'The Life of Chuck' isn't sorry for your loss
Adapting Stephen King, Mike Flanagan finds joy in life's fleeting nature
“The Life of Chuck” writer-director Mike Flanagan makes a small cameo in his movie as a mourner at a funeral. He quickly and uncomfortably mutters a platitude (“So sorry for your loss”) to the bereaved, in a hurry to get through an awkward social interaction.
It’s a bit of an in-joke, because “Chuck” is such a powerful and direct film about life and death, looking unblinkingly but compassionately at the undeniable, inescapable truth that our time here is finite. We may not get as much time as we would like. We almost certainly will not get to spend that time in exactly the way we wanted. But the fact that we get it at all is something to cherish.
Perhaps worried that such a life-affirming message might come across as too corny, “Chuck” starts off during the apocalypse. (Did I mention that the movie is an adaptation of a Stephen King short story?) Marty Anderson (Chiwetel Ejiofor) is a high school English teacher trying to keep his students interested in poetry as the world seems to be falling apart around them.
The internet is on the fritz, civil wars and environmental catastrophes are everywhere, and ordinary people seem to be just giving up, quitting their jobs and going home to wait for the end. It’s a frighteningly familiar heightening of the anxieties that we carry around today.
With one exception. Everywhere Marty looks, he sees odd billboards and TV commercials that feature a bespectacled man in a suit, and the phrase “Thanks Chuck For 39 Great Years!” Who is Chuck? And why should he be thanked?
Perhaps further confusing matters is that this first section of the film is labeled “Act III.” The next two acts go back in time to explore who Charles “Chuck” Krantz is, played by Tom Hiddleston as an adult in Act II and by Jacob Tremblay and Benjamin Pajak in Act I.

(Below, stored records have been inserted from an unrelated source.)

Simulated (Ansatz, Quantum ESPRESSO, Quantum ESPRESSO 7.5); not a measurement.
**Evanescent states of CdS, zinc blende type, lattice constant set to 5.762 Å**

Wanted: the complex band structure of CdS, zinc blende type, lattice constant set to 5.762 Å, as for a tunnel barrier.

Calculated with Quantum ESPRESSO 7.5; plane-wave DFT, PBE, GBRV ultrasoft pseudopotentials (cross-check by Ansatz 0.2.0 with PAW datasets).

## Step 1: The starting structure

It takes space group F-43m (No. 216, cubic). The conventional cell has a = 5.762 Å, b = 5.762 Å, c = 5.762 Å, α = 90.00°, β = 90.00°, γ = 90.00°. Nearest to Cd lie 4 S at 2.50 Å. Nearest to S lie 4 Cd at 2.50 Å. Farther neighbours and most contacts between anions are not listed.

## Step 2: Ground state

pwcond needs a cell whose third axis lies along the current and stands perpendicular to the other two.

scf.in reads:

“The Life of Chuck” is less about plot than incident, the things that happen to Chuck and, especially, the people he meets along the way. It’s a movie that has room for mysterious locked doors and middle school crushes, Walt Whitman and Wang Chung, and not one but two fantastic dance sequences that made the hairs on the back of my head stand up.
In classic King fashion, the lively narration by Nick Offerman occasionally veers off to give us a mini-bio of some of the people Chuck meets along the way, to help us understand the significance of the moments (sometimes fleeting) when two lives intersect. The movie is packed with small, indelible performances, including Carl Lumbly as a funeral home director, Karen Gillan as Marty’s ex-wife, and Mark Hamill and Mia Sara as Chuck’s grandparents. (Incidentally, if you want to make a movie that makes Gen X viewers acutely aware of the passage of time, cast Luke Skywalker and Sloane from “Ferris Bueller’s Day Off” as grandparents.)
As these characters and occurrences add up to become one man’s life, “The Life of Chuck” will likely earn parallels to “It’s a Wonderful Life.” While each of those pieces are meaningful on their own, it’s the accumulation of them over time that gives the movie its power. In some ways, Flanagan the storyteller keeps us so invested in figuring out what’s going on, and how all the pieces fit together, that we might not even realize how much the film is slipping past our defenses and affecting us emotionally. “The Life of Chuck” is one of my favorite movies of the year, but I was dry-eyed until the absolute final shot.
And then I just lost it.
“The Life of Chuck” is playing in limited release now, and will expand nationwide on Friday.